|Consumers rate Facebook|
Under an agreement with California's attorney general, Facebook has agreed strengthen privacy controls for consumers who use online applications on their smartphones, tablets and other electronic devices.
“Consumers deserve to be able to make informed choices aboutmhow much personal information they want to share with others when using social apps,” said California Attorney General Kamala Harris. “We are delighted that Facebook has joined Amazon,Apple, Google, Hewlett-Packard,Microsoft, and Research in Motion to provide consumers with greater control and information about how their personal data is used. We need to protect privacy while we foster innovation.”
Harris released a letter from Facebook Chief Privacy Officer Erin Egan announcing the company's decision to adhere to the agreement.
“As you know, the Joint Statement’s principles embodied essential protections for Californians and others who use mobile apps by encouraging companies that provide mobile app markets to give developers the ability to provide a link to their privacy policies and to display those links along with other app details,” Egan wrote. “As we built the App Center, we were guided by the principles contained in the Joint Statement.”
11 year effort
The agreement recognizes the Facebook App Center’s role as a clearinghouse for a variety of social apps, Harris said.
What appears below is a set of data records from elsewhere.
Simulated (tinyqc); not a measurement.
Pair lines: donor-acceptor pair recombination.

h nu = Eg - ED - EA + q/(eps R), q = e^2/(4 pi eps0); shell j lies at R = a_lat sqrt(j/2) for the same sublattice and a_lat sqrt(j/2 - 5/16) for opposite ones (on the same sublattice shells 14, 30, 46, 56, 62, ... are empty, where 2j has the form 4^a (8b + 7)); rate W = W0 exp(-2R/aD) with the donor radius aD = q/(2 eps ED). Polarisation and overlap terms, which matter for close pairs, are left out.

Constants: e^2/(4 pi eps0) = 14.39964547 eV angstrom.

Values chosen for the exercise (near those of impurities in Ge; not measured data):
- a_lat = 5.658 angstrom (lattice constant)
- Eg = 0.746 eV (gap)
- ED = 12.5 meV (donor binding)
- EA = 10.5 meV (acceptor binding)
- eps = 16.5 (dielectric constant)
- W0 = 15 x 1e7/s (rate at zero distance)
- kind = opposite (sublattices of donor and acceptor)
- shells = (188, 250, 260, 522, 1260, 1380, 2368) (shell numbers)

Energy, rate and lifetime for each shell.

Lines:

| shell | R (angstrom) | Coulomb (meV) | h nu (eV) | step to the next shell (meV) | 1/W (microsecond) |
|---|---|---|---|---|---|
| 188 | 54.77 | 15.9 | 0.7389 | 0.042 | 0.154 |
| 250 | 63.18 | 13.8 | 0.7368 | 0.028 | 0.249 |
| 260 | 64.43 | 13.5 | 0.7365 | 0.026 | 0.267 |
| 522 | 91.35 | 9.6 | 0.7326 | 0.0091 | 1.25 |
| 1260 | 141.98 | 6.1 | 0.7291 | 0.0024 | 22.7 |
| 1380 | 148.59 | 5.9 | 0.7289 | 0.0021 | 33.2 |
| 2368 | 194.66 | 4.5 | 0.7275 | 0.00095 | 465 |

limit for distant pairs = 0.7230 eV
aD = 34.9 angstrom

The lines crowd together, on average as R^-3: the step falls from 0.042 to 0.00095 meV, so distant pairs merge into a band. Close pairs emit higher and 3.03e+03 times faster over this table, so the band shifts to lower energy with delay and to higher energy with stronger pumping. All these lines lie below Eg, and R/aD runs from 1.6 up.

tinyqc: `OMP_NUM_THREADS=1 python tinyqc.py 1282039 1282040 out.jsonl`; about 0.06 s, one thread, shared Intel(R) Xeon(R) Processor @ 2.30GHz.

As it rapidly grew over the past few years, Facebook has faced some privacy-related lawsuits. In 2010 the company was sued over changes made to Facebook's privacy settings in late 2009, when the company changed the default setting for scores of user information to public.
As a result, users' names, photos, and friend lists all became available for everyone to see, even if the user had previously specified that only her friends could view it. In order to make the information private again, the user had to affirmatively go in and change the settings back.
The company also settled Federal Trade Commission charges last year that it wrongly divulged users private information.